By Bill Mooney
WESTVILLE – One week out from the election, the Senate President – labeled an ouster target by the GOP – joined an assembly of national educational and labor leaders to address one of the state’s major problems: The fact many New Jersey students can’t afford to attend college in their home state.
Last year, Sen. Steve Sweeney, (D-3), West Deptford helped spearhead the successful push for the $750 million bond issue to help higher-education facilities build state-of-the-art classrooms and labs.
Now he wants to help make it possible for N.J.’s future generations of young adults to attend those classes and use those labs.
National education and state labor leaders came to battleground LD 3 Monday to call for creation of a commission to conduct an in-depth, one-year study into college affordability and recommend programs to help New Jersey students.

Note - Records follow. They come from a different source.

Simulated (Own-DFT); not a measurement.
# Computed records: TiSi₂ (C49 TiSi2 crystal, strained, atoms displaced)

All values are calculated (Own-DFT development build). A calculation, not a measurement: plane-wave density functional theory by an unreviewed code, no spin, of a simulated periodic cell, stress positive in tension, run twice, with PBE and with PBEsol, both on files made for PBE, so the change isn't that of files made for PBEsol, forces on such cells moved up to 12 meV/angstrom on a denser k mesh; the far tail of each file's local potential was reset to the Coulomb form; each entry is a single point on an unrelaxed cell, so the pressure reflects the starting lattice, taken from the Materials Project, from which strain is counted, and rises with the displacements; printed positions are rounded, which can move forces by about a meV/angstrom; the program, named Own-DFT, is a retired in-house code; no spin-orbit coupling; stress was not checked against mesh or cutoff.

The issue was personified by third-year Rowan University political-science/sociology double major Rachel Storch, who works minimum wage 25 hours a week at a grocery to somehow try and pay for tuition that is about $22,000 a year, as well as $500-plus for books, and $500-plus for housing costs.
She is starting to deal with the fact that her dream of postgraduate law degree schooling may not come true.
“I think about it every day, what I would do if I had to go a fifth year (just to complete her undergraduate schooling.) It’s an obscene amount of stress,’’ she said.
She is coping with “an astronomically high amount of student loan” debt while taking in about $181 a week.
“Students everywhere have issues. You want to get a job you love,” but instead, “you will get a job that pays the bills.”
New Jersey students graduate with an average of $26,000 in debt to repay.
The legislators said they want a commission to study the methods that could be used to help finance college and help students repay debt.